Your Car record is on V1, it has a registration number of AB1212
If I, as the Vehicle registrar of Moldova update it to AC4545 and submit with V1 (the current version), I will succeed and the version number will be incremented. I will not hit the Wheels unless I need to. If at the same time, the Subaltern Vehicle registrar in the other room tries to do the same thing on V1, it will fail with an StaleObjectException, again, not hitting the Wheels and thus not invoking a lazy load.
The lazy fetch proxy will throw a LazyInitializationException if it tries to fetch data that was altered by a different transaction(if that happens) with optimistic locking.
It's hard to help without any code or a good question, but as long as you keep all your initializations within a #Transactional code block, you should encounter much trouble.
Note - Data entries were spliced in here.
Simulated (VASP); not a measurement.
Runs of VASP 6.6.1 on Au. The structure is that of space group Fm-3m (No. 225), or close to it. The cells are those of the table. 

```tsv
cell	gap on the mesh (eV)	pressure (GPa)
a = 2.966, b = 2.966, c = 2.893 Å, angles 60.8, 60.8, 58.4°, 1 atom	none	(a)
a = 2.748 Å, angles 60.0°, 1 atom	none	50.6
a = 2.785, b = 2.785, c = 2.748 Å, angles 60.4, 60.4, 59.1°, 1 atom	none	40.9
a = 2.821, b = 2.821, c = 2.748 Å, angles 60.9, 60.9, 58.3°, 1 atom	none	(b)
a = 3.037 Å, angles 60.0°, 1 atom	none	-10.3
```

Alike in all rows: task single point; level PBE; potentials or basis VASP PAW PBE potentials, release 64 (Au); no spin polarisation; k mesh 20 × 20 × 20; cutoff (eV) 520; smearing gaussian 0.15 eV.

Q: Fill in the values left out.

That being said, you are trying to compare two (functionally) very different things...
Hope this helps.
We are using Hibernate 3.6.0.Final with JPA 2 and Spring 3.0.5 for a large scale enterprise application running on tomcat 7 and MySQL 5.5. Most of the transactions in application, lives for less than a second and update 5-10 entities but in some use cases we need to update more than 10-20K entities in single transaction, which takes few minutes and hence more than 70% of times such transaction fails with StaleObjectStateException because some of those entities got updated by some other transaction.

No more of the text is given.